As she walks into the headquarters of United Hatzalah of Israel in Jerusalem, Rachel Frier is stopped time after time by Orthodox women who tell her how they gain inspiration from her story.
A 53-year-old Hasidic Jewish mother of six, grandmother and civil court judge Frier arrived in Israel this week for the premiere of “93Queen,” a documentary that follows her as she creates Ezras Nashim, the first all-female ambulance crew in New York City, after she was denied the opportunity to volunteer with the all-male Hatzolah volunteer ambulance service.
Frier was at United Hatzalah headquarters to meet with volunteers from the organization’s orthodox women’s unit, which has achieved unprecedented success in the Orthodox community in Israel.
“I am proud that United Hatzalah did embrace women and let them be part of the organization. Well done to the men who support these women and help us women thrive at what we do best, caregivers,” she said.
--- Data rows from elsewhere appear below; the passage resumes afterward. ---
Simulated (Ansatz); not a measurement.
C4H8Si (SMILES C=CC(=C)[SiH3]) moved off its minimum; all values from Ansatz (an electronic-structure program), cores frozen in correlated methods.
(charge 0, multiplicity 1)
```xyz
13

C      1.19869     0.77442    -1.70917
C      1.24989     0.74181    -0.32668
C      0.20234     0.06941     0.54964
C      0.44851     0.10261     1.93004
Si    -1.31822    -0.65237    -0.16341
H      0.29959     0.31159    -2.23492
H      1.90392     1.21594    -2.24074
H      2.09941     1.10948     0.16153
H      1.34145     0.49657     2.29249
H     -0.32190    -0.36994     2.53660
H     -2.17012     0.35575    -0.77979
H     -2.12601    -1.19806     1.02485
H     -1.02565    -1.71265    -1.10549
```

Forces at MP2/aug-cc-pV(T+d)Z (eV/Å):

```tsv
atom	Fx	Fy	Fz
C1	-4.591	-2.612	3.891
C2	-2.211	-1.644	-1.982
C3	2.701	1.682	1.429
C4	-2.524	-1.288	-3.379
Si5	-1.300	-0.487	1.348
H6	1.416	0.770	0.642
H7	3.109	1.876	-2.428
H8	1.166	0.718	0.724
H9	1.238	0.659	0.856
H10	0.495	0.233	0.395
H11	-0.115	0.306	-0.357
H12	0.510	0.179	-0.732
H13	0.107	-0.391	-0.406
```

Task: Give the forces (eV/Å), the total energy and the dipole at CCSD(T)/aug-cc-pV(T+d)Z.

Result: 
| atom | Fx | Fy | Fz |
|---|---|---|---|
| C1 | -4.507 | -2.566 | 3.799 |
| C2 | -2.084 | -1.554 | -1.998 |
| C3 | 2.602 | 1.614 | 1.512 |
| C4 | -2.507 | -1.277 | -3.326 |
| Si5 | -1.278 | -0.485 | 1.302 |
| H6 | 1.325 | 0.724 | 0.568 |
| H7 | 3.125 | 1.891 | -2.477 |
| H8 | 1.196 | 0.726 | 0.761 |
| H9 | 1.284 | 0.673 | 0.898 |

Frier, the first Hasidic woman to hold a public office in the United States, graduated from Brooklyn Law School at the age of 40 and she is now in her second year of a 10-year term as a civil court judge in Brooklyn’s 5th Municipal Court District.
Despite the cultural pressure and traditions within the Hassidic Jewish community that a woman’s role as a wife is to take care of the children and the house, Frier has always managed to break the glass ceiling.
In 2011, after being denied to volunteer for Hatzolah she decided to apply for a license to operate a volunteer ambulance service, Ezras Nashim – a play on the Hebrew for the women’s section of a synagogue – run and operated by women, for women.
“The worst thing to tell me is that I can’t do something because I’m a woman and I’m a religious woman. Women need women in labor and gynecological emergencies. When they said no and I understand there was no discussion, I had no choice but create my own organization” she said.
Frier says that the motivation that pushed her in the first place not to give over is that ultra-Orthodox women are often reluctant to seek help from male ambulance crews.
“Think about a woman who has never been seen with even her arms or legs exposed except by her husband, and suddenly a group of men, some of them very young, enter her house while she is exposed from the waist down. It makes perfect sense to me that a woman prefers to have another woman take care of her especially while giving birth,” Frier told TPS while surrounded by a group of young Orthodox women volunteers from the United Hatzalah all-women crew.
“In Jewish history midwives have always been women like Miriam and Yocheved. Who took it away from us?” she asks.
While listening to Gitty Beer, a United Hatzalah volunteer, who heads the organization’s women’s unit, explain about their work, Frier said she was very impressed by what the Hasidic women do and the support they receive from the men.
“I see here in Israel, Orthodox women and men cooperate to give the best service to the citizen. It is not even an argument,” she said. “I am completely amazed at what you do for the country in general and for women specifically. What I’ve learned today is amazing. It is a pity that in Brooklyn we do not work together, but we are separate organizations.”
“You really inspired me,” Freier told Yaffa Goldschmidt, one of the United Hatzalah ultra-Orthodox volunteers who explained that being a woman really makes a difference for women in need of help, especially in calls that can be of a sensitive or private nature.
Despite the fact that Freier is well aware that back in Brooklyn the leadership of her community will not support her, she is optimistic for the future.
“I know the young generations support me,” she said. “They grew up looking at their moms volunteering, many of them even tell me they support me, the problem is the old leadership.”